Last week I made a real low-level fix to my code in order to optimize it for a product we sell at our company that is trying to ship “real soon”.

Well, this fix wasn’t going to get much testing, so I knew that if it introduced new problems, and if I didn’t find those through my own testing, things could be bad (as in, tens of thousands of customers’ software crashes and we get support calls costing even more money).

So, I GROANED late yesterday afternoon when I was doing my last bit of testing (everything so far had looked good), and suddenly something pretty simple quit working! In my mind, I thought “Oh crud, if this is a new problem I just introduced, and I can’t figure it out by tomorrow, then I might have to work this weekend and miss the U2 concert and the Aggie game and visiting my best friend growing up who I haven’t seen in months.”
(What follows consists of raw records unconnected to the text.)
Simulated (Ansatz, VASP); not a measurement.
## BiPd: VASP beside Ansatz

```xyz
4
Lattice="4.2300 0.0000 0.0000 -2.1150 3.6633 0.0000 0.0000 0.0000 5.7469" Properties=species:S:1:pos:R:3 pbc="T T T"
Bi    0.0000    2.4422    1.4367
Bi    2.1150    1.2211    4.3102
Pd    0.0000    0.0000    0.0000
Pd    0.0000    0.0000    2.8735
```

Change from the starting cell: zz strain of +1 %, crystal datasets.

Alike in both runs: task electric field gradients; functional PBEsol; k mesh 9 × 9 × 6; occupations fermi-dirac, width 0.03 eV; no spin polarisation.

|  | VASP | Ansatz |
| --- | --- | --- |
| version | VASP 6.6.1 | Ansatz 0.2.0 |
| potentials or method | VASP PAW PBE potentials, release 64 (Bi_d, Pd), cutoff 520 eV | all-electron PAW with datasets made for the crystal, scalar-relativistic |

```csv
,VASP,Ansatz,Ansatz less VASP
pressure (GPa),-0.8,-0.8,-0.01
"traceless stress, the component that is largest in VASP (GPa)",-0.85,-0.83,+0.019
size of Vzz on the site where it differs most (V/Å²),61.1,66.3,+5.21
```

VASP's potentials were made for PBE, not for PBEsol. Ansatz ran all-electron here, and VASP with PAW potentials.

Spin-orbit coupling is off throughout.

The problem was a tough one, so this morning I went to Mass and asked St. Joseph to obtain for me the grace to figure out the problem. I also offered a decade of the Rosary for the intention so our Blessed Mother could help, too.

Then I went in to work and began debugging the problem. Another developer from the product involved with this bug came to help me, and as we looked at the bug, it appeared that my worst suspicions were realized: the problem occurred in part of the code that my changes affected, yet everything mysteriously looked fine in our trace statements.

I kept thinking, went back to another test machine, and then God put together a few thoughts in my head, along with a memory of something that a developer did 3 or 4 YEARS ago that could be connected. I had a theory, so I tested it out, and BOOM! that was the problem. It was a bug that had been there for 4 years and only now was found, AND it wasn’t in my new code, so I was off the hook.

And then I went to adoration and thanked God and St. Joseph profusely!

(Really, Bono, if you are reading this, you gotta play “40″ as a song of thanks to God for his grace and love (and plus the G loves that song)).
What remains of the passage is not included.